Money to Burn (literally!!)

Technology is also a pretty small part of people’s disposable income, and people DO wait for prices to come down.

The goods that people put off buying in deflationary spirals are durable goods: things like mattresses and microwaves. Things you can put off for a couple of years fairly easily.

Deflation is also bad for people who owe significant amounts of money, like, say, for their house. If the value of my house and my wages are both dropping (and wages are sticky, but in a period of sustained deflation, they come down, too), and my house payment stays the same, that’s not “better for everyone”, even if my milk is cheaper. It’s not better for everyone who has student loans, or even a meaningful amount of credit card debt.

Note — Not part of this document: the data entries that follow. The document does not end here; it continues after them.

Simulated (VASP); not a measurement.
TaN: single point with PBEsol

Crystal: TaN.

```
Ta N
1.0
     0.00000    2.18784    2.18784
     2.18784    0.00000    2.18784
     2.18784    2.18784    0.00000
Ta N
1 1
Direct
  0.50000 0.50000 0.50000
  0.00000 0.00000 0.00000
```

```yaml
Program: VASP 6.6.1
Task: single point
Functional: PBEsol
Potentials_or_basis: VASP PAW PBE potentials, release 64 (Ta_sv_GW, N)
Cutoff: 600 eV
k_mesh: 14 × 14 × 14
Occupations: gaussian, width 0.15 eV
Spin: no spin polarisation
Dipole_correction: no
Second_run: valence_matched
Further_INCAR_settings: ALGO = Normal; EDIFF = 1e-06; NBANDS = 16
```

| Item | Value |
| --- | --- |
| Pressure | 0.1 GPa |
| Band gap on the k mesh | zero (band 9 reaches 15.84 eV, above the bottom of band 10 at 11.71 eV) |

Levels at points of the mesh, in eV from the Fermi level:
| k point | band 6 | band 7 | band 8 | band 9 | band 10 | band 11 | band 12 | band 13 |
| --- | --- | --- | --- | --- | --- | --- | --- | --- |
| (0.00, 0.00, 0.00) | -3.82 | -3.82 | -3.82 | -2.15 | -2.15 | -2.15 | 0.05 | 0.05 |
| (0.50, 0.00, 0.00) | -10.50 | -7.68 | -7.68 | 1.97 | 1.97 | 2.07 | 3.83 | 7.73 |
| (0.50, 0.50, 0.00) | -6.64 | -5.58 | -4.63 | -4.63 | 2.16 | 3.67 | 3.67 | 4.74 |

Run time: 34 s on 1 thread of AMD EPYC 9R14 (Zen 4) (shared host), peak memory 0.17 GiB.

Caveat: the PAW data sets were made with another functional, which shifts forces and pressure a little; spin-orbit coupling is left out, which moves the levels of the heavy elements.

Is it? I haven’t seen any evidence that it was anything other than totally real. Certainly if the taxman suspected it wasn’t then I’m sure they would have had their collars felt…

It does not matter. We’re not comparing apples to melons. Whether you have cash, or a positive balance on your debit card, or room on your credit card, you have this much money; you might get more by taking a loan, essentially borrowing from your future earnings but at a cost - and you will have less “disposable” cash in future . (If I were an economist, I would know the precise definitions of money supply numbers like M1 and M2, etc.). If you don’t have money you can’t spend it. If you are a master programmer and your time is worth $200/hr, but the best anyone can/will offer you, (no matter how desperately they need that animated web page) is $100/hr, guess what you will be paid? (Hint, $0 or $100/hr)

Just because your money is a “promise to pay” from some trusted third party, it is no less real than paper bills. (Unless people stop trusting that bank or credit card company to cough up when needed, as pretty much happened in fall 2008 when everything was grindinng to a standstill.)

the government could “burn” money for example, by raising the margin a bank needs to keep - “instead of having a dollar in real assets for each $10 lent out, you need $2 for each $10”. Suddenly, the banks have a lot less money to lend, nobody can buy that new car, auto workers get laid off (or less overtime) ripples through the whole economy. Electric money can disappear or be created just like paper.

I don’t know what your point is but you seem to not discriminate between M0 which is currency in circulation and the topic of the OP and other components of the money supply.

When you talk about increasing bank reserves, that’s MB which happens to include not only bank reserves but also all coin and currency both in vaults and in circulation. So you have to be precise when talking about these things.

I think what might be generating some confusion is the fact that historically, deflation has been the consequence of sudden deleveraging like we saw in 2008.

The example I gave earlier of economic activity rising fast than the money supply is accurate but is not the normal scenario for creating deflation. Rather, what you normally see is a sudden contraction of the money supply due to a credit crisis.

In such crisis, the money multiplier and the fractional reserve banking system run in reverse. Normally, they work to create more money in the economy. However during a credit crisis, when loans are going bad or being called prematurely, the process works in reverse to destroy the money supply and thus create deflation.

The OP asked about destroying money (as in the opposite of printing money).

Yes, there’s a heckuva lot more MB (electronic money) than M0. There are people who barely touch M0 actual cash.

My point is, whether we are talking about physical cash or electrons, the economic principles are the same. Put too much in circulation, and it creates inflation. Reduce the amount available, and the economy slows, prices stop going up, and in extreme cases, desperate people have fire-sale asset disposition and prices go down.

you are right, there is so much more non-cash “money” than cash - so even if all the cash bills disappeared, it probably would not affect the economy a great amount. Almost nobody buys a car or house with cash; heck, I pay all my bills online, I wrote my second cheque in a year for a relative, and cash is mainly for trivial purchases like fast food that could easily be done with debit card. the medium is not the message, the real question is how much money - real or electronic - you have to spend.

But the point is, whether you are printing money or burning it, it is a lot easier to do electronically today. For shrinking the available money, there are plenty of tools available - raise interest rates (since a lot of spending is done with loans), or fiddle with the bank reserve requirements.

So you can get the same effects the OP asks about (and more effective!) without actually burning real banknotes, just by grounding electrons, so to speak.

OK, I don’t have a problem with expanding the discussion past actual currency, but when you do that, other mechanisms become important. Consider for example the fact that excess reserves are between $1.5 and 2T USD which you see from this chart of MB if you exclude the roughly $1.2T in currency in circulation. That amount of excess reserves SHOULD result in rampant inflation, but it hasn’t for a whole host of reasons relating to the recent credit crisis.